Although Heller has written four books on international trade, the original impetus for this more personal tale came from his grandchildren. They thought he should write down his stories: as a three year whose family’s house in Cologne was bombed, as a nine year old seeing his war-weary father - who suspected the Korean conflict would soon spread to Europe - plan the family’s escape to (neutral) Ireland, and of his arrival in New York in 1960, (the Karmann-Ghia he’d shipped brought a sales price that hardly helped finance his education.)
The Unlikely Governor isn’t just a string of sometimes suspenseful, sometimes humorous, incidents. Heller was an immigrant for whom the phrase ‘land of opportunity’ was genuine, and that view surely influenced which policies he advocated after he reached a position of public influence.
Although the Federal Reserve System has an enormous impact on business and finance in the United States, the Fed cultivates the impression that its policies are a blend of the views of one very prominent chairman and a committee of almost nameless and faceless bankers and economists. Heller’s book, which blends the personal and the political, puts a vivid name and face on at least one of the crew.
The Federal Reserve’s Board of Governors typically includes ‘doves’ who believe that monetary policy should be as accommodative as possible in order to promote employment, and ‘hawks’ who believe it should be as strict as possible to assure that inflation is kept in check. When Heller joined the Fed in 1986, it was headed by Paul Volcker - perhaps the most hawkish Fed chairman in its history. The country had recently undergone several rounds of steep inflation, and Volcker had taken extraordinary measures to change the psychology that turns inflation into a self-fulfilling prophecy and a never ending spiral. Volcker accepted the view that inflation was ultimately the result of a money supply that had been allowed to expand too rapidly, and he was determined to stop that.
Heller, too, was a hawk. Although born long after the German hyperinflation of the early twenties, like many of his former countrymen he shared an abhorrence of policy that conveniently, even deliberately, weakened a nation’s currency in pursuit of other goals. His memoir reveals a strain of economic conservatism that was acquired from many other sources as well. He was a graduate student and teaching assistant at Berkeley during the height of the ‘free-speech’ movement, but the extremism of fellow teaching assistants who wished to unionize and bargain for higher pay quickly disenchanted him.

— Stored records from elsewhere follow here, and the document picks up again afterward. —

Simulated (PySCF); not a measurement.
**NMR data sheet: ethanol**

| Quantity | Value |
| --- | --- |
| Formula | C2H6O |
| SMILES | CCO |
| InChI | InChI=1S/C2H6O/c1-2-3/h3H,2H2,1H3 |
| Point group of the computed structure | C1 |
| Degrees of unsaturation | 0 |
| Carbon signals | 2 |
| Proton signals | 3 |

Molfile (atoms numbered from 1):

Heller’s first full time teaching job began at UCLA, just after the Watts riots. The political controversies that grew out of a new awareness of rights and grievances soon engulfed the campus, alongside an academic ferment in his own economics department that foreshadowed the controversies over easy money vs. stable currency that continue to this day.
At one point, Heller needed a break from that intensity and took a teaching post at the University of Hawaii. Except for the fact that this was where he married Emily -" they exchanged vows on a catamaran - ‘paradise’ turned out to be a bit too quiet. He returned to the action by becoming Chief of Financial Studies for the International Monetary Fund.
And what action awaited! In 1971, Richard Nixon decided it was necessary to delink the dollar from gold. A monetary system that had been developed at the end of World War II - with fixed exchange rates and underpinned by dollar-gold convertibility - had come to an end. As the price of gold, along with oil and other commodities, fluctuated wildly, the era of floating exchange rates remained tumultuous throughout the seventies. The turmoil had begun to subside by the time Heller joined the Fed, but only just.
So Heller has lived through interesting times and has reflected on how those times helped shape his life - as a businessman and Fed Governor to be sure, but also as a teacher and a grandfather. It’s fortunate that his grandchildren encouraged him to write this book.